Composite structures, and especially those incorporating carbon fibres, are much more complex than isotropic metal alloys, as they require lengthy development, significant knowledge and fine tuning. Building prototypes to test various configurations may take years to reach an optimal structure, which is, of course, not affordable. Numerical simulations can significantly reduce the time and effort required, but modelling software tools and HPC infrastructures represent a large investment and solving optimization problems with hundreds of parameters require highly skilled engineers.


The Solution

The OptiBike experiment focuses on providing SMEs with a user-friendly service to optimize the configuration of the layers of a composite material part, returning, in a reasonable timeframe, the best performing orientation of the layers, that respects manufacturing constraints. In order to speed up the process, this service is deployed on a cloud-HPC infrastructure and it leverages machine learning algorithms to exploit and enhance the expert’s knowledge about performance and manufacturability of the configuration. The OptiBike service, once it has defined the best-performing configuration, is able to analyse the robustness of the optimal design with respect to the uncertainty related to manufacturing tolerances. The approach is validated on a use case that involves the simulation of stresses and deformations on a composite bike frame.


Business Impact

The OptiBike solution leads to a reduction of 80% in the time to design and optimise a bicycle that can currently take up to 8 months. In addition, it reduces the number of the manufactured prototypes by 75%. Having this optimization workflow available, means that IDEC is capable of staying ahead of the competition despite its limited resources. This is particularly relevant in volatile sectors such as competition bike manufacture. The reduced development time, will also allow IDEC to react more quickly to modifications of the design coming from either the customer or an in-house department.

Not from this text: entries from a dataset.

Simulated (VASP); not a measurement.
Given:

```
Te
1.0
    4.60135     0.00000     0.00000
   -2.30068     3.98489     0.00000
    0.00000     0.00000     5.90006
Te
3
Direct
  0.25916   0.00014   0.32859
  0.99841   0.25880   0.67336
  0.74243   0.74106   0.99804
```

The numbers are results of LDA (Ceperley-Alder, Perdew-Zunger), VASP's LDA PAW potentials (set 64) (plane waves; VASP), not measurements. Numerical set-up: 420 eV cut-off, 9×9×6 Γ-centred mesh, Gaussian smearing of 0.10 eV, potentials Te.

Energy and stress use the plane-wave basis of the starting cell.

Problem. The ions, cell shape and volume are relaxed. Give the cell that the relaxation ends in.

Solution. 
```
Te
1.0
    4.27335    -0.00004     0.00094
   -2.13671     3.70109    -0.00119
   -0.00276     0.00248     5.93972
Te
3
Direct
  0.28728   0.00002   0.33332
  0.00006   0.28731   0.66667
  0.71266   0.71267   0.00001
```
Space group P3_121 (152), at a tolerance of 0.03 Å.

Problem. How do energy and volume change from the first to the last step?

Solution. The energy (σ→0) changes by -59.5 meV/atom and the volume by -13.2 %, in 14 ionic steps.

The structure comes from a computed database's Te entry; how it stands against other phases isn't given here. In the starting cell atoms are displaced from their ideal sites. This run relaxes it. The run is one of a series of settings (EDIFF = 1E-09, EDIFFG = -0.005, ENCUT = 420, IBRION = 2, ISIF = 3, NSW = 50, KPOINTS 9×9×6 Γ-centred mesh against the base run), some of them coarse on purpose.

On the other hand, Noesis will be able to provide this composite optimization service to customers looking for a general-purpose solution for their composite parts. Moreover, the methodology on which the service is based, enriches Noesis’ offer of engineering services and is meant to attract customers that are looking for a tailored solution for very high-end composite parts. Presence in the Fortissimo Marketplace will allow Noesis to reach out to a number of customers that are not yet in its sales network.

Arctur, in turn, foresees a continuation of efforts that have been established within the overall Fortissimo project, as it will continue to provide their HPC infrastructure and services through the Fortissimo Marketplace.



  • The end user has reduced the development time by 80% and number of physical prototypes by 75%
  • €45,000  saved by the end-user per bike frame model.
  • 9 new customers expected by the end user within 5 years after the end of the project.


Organizations Involved

End User: IDEC

HPC Expert: Noesis Solutions, University of Turin

HPC Provider: Arctur

IDEC (End User) is in an SME focused in composites and new materials engineering. Its main strength is the development and industrialization of Advanced Composite Structures by Resin Transfer Moulding technology.
NOESIS (HPC Expert) is an engineering partner from Belgium. UNITO (HPC Expert) is an Italian university from Turin, that provided HPC expertise together with NOESIS in order to achieve better performance. ARCTUR (HPC Provider), the Slovenian HPC centre, is the HPC Provider.